If you haven’t heard all the raving about the newest Drive-By Truckers’ release, Brighter Than Creation’s Dark, then you haven’t been paying attention! This one’s getting lots of positive press. Patterson Hood, Mike Cooley and Shonna Tucker have written the 19 songs on this 75 minute long album, which has exceeded even my expectations and I expect a lot.
I’ve been pretty much obsessed with this band since I first heard them on a scratchy cassette tape on a road trip in ’04. Got home and quickly educated myself on Southern Rock Opera (I grew up down there; it wasn’t hard to grasp!). I marinated in The Dirty South and Decoration Day and all those educational little ditties for a year or two until I emerged to A Blessing And A Curse, two nervous breakdowns, only one of which was mine, then a Rock Show, The Dirt Underneath Tour, a couple of t-shirts and I’m okay now.
The first cut on this album, Two Daughters and a Beautiful Wife, finds Patterson Hood musing about the afterlife in a brokenhearted song about another senseless murder, in this case, the brutal killing of a musician and his family. What happens “when you reach the gates of heaven”? “Is there vengeance up in heaven?” “Maybe every day’s like Saturday morning.”

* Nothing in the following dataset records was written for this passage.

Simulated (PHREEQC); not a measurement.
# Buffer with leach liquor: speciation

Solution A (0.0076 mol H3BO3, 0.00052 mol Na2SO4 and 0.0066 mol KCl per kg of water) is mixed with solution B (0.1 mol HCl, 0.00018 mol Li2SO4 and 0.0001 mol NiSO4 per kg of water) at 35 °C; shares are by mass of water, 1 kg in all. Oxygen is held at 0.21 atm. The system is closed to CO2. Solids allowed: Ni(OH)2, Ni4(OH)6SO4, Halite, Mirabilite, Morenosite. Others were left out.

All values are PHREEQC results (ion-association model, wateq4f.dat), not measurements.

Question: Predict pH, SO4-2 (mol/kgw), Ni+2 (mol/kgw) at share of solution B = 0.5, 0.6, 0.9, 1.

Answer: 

Patterson gets dirty and gritty sometimes, but never fails to deliver the story. Like Goode’s Field Road – it’s mysterious, but dark and ugly, for sure. It may be the story of the sorry ending to the life of a good man. Maybe it’ll mean something else next time I listen. Patterson said that this one is a ‘grower’. Maybe that’s what he meant by that. I liked all the songs from the first listen, but each listen brings me to new realizations. That Man I Shot is a glimpse into the life of an American soldier just doing his job and trying to stay alive. (“I did not hate him. I still don’t hate him.” “Did he have little ones that he was so proud of?”).
And, the Mike Cooley songs are, well, c’mon, this is what you’ve been waiting for, right? He is cool personified. “Here I am again – perfect timing.” He makes me grin out loud. “Twenty-five cents shy of a slice of the Double-Mint twins.” Heheh. Three Dimes Down is a riot. (Tell me he’s not talking about what I think he’s talking about here.) And, It’s Always Lisa’s Birthday is great, but, man, if he never wrote another song, Ghost To Most should get him some ‘little gold paperweight’ or something. I mean if he weren’t too cool to need such. But, I’m getting ahead of myself. That song’s toward the end of the album. There are seven Cooley songs on this album! Unbelievable! We’re not WORTHY!!!!
Bass player Shonna Tucker has stepped up to the mike on this album and let loose with three of her own songs and she does not disappoint. I’d listen to a whole lot more of that sweet voice. She’s so down-home and lonesome sounding. And so damned believable. She really does feel like her feet are both on fire standing in that Purgatory Line. I know it. Hell, I had to take off MY shoes! I don’t know why she’s apologizing to Huston or why he needs a horse, but I feel terribly sad about the whole thing anyway. But, then, she turns right around and rocks us hard on Home Field Advantage and John Neff brings in the pedal steel perfectly, as always.
Shonna, John Neff and Spooner Oldham just seem to mesh beautifully here. You’d think they’d been playing together as long as Cooley and Hood have. Spooner has played keyboards with everybody and their sister, though. He’s not exactly having to struggle to keep up. I love Spooner. How could you not?
I’m so impressed with this incarnation of this band. I’d love this album even if it didn’t have any words. And I’m a lyrics fanatic! It’s that good musically. It’s so complete. And,,, dare I say,,, polished(!?) Yet, still, so rough and raw and real, as we’ve come to expect. David Barbe produces again and Patterson thanks him every chance he gets and says he considers him one of the band. Whatever they’re doing, it’s workin’. I’m just sayin’…..
Go get this one, folks! It’s on New West Records on CD or vinyl. And go buy your own, because you’re going to want the cover art and the liner notes and all. Patterson’s thank yous alone are worth the price of admission. And speaking of admissions, this is where it’s written in print that Scott Baxendale, the guitar-maker from Denver, inspired Mike Cooley’s crowd-pleaser Checkout Time in Vegas. Well? We want to hear the rest of THAT story……
If nobody you know is talking about the Drive By Truckers yet, go now and tell ALL your friends. They’ll thank you and you’ll be the cool kid for finding them first.
Ahhh,,,,, I can’t wait until the concert this weekend in Boulder. Saturday night. It’s going to rock. I bet it will be crowded. Can we get down front? Will they sell out? Can we come backstage, guys? Naomi, can we trash your house after?